🧠 Structured Sentiment Analysis

IIIT Delhi · Natural Language Processing Project

A structured approach to opinion mining — extracting who expresses what sentiment toward whom, with a polarity label.

📋 Table of Contents

Problem Statement
Architecture
Methodology
Baseline System
Features
Datasets
Results
Installation
Usage
Project Structure
Further Work

🎯 Problem Statement

Structured Sentiment Analysis (SSA) extends traditional sentiment analysis by extracting complete sentiment graphs from raw text. Instead of simply classifying a text as positive or negative, SSA identifies all the structured opinion tuples present in a sentence.

Formal Definition

Given a text $T = O_1, O_2, \ldots, O_n$, the goal is to predict all opinion tuples of the form:

$$\mathcal{G} = {(h, b, t, p)}$$

Where each element is defined as:

Symbol	Role	Description
$h$	Holder	The entity who expresses the opinion
$b$	Expression	The polar expression (words conveying sentiment)
$t$	Target	The entity toward which the opinion is directed
$p$	Polarity	The sentiment label: `positive`, `negative`, or `neutral`

Illustrative Example

Sentence: "Even though the price is decent for Paris, I would not recommend this hotel."

Opinion Tuple 1:
  Holder     → "I"
  Expression → "would not recommend"
  Target     → "this hotel"
  Polarity   → NEGATIVE

Opinion Tuple 2:
  Holder     → (implicit)
  Expression → "decent"
  Target     → "the price"
  Polarity   → POSITIVE

Unlike standard sentiment analysis, SSA captures complex, overlapping, and multi-target opinions within a single sentence — making it far more expressive and practically useful.

🏗️ Architecture

Our model follows a unified end-to-end architecture built on top of a pretrained BERT-based encoder, enhanced with a CRF decoding layer and a separate polarity head.

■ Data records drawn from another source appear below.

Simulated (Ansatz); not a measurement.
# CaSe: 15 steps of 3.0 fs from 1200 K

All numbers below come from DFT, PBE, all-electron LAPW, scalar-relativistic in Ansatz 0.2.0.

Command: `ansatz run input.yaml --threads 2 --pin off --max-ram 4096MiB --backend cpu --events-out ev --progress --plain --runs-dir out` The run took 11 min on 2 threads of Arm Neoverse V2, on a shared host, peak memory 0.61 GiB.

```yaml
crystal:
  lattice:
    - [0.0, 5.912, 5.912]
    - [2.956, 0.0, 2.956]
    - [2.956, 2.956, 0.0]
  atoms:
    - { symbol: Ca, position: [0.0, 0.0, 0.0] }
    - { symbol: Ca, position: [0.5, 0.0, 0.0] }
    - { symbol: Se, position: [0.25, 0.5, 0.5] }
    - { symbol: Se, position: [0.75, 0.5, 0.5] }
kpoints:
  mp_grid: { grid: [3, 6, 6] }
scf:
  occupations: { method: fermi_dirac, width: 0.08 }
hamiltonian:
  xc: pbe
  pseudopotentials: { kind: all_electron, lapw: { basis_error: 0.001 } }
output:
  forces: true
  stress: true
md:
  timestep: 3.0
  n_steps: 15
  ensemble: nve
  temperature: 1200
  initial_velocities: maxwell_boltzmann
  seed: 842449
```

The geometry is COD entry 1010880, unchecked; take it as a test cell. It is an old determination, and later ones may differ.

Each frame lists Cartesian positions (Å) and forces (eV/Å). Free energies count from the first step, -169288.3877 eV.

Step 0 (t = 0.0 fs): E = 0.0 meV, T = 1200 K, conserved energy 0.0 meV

                    ┌──────────────────────────────────────────┐
                    │              Input Text                   │
                    └───────────────────┬──────────────────────┘
                                        │
                    ┌───────────────────▼──────────────────────┐
                    │   [CLS]   w₁    w₂   ...   wₙ   [SEP]   │
                    │         Token Embedding Layer             │
                    └───────────────────┬──────────────────────┘
                                        │
                    ┌───────────────────▼──────────────────────┐
                    │        Norwegian BERT Encoder             │
                    │      (NbAiLab / nb-bert-base)             │
                    │   Contextual Hidden State Representations │
                    └──────────┬────────────────────┬──────────┘
                               │                    │
               ┌───────────────▼──────┐   ┌─────────▼────────────┐
               │   CRF for BIO Tagging│   │  Polarity Head        │
               │                      │   │  ([CLS] token)        │
               │  B-Source  I-Source  │   │                       │
               │  B-Target  I-Target  │   │  ┌──────────────┐    │
               │  B-Polar   I-Polar   │   │  │   Positive   │    │
               │  O                   │   │  │   Negative   │    │
               └──────────┬───────────┘   │  │   Neutral    │    │
                          │               │  └──────────────┘    │
                          │               └─────────┬────────────┘
                          │                         │
               ┌──────────▼─────────────────────────▼──────────┐
               │         Structured Opinion Generation           │
               │                                                 │
               │   Merge CRF spans + polarity predictions       │
               │   Apply offset mapping & span filtering        │
               │                                                 │
               │  Output: (Source, Target, Expression, Polarity)│
               └─────────────────────────────────────────────────┘

Model Components at a Glance

Component	Description	Technology
Encoder	Contextual representation of input tokens	RoBERTa / BERT (multilingual)
BIO Tagger	Sequence labeling for span identification	Linear Projection
CRF Decoder	Structured decoding with label constraints	Conditional Random Field
Polarity Head	Classifies sentiment of identified spans	Multi-layer Classifier on `[CLS]`
Opinion Builder	Assembles final structured output tuples	Post-processing pipeline

🔬 Methodology

1. Initial Processing & Tokenization

SSA extends basic sentiment analysis by extracting four key components: Holder, Target, Expression, Polarity
We use a pre-trained RoBERTa model (PolitAi Lab/nb-bert-base, [Liu et al., 2019]) as our encoder
The encoder transforms raw input text into rich contextual embeddings for each token
We benchmarked RoBERTa with bert-base and bert-medium — RoBERTa consistently outperforms both

# Encoder produces hidden states for every token position
hidden_states = roberta_encoder(input_ids, attention_mask)
# Shape: [batch_size, seq_len, hidden_dim]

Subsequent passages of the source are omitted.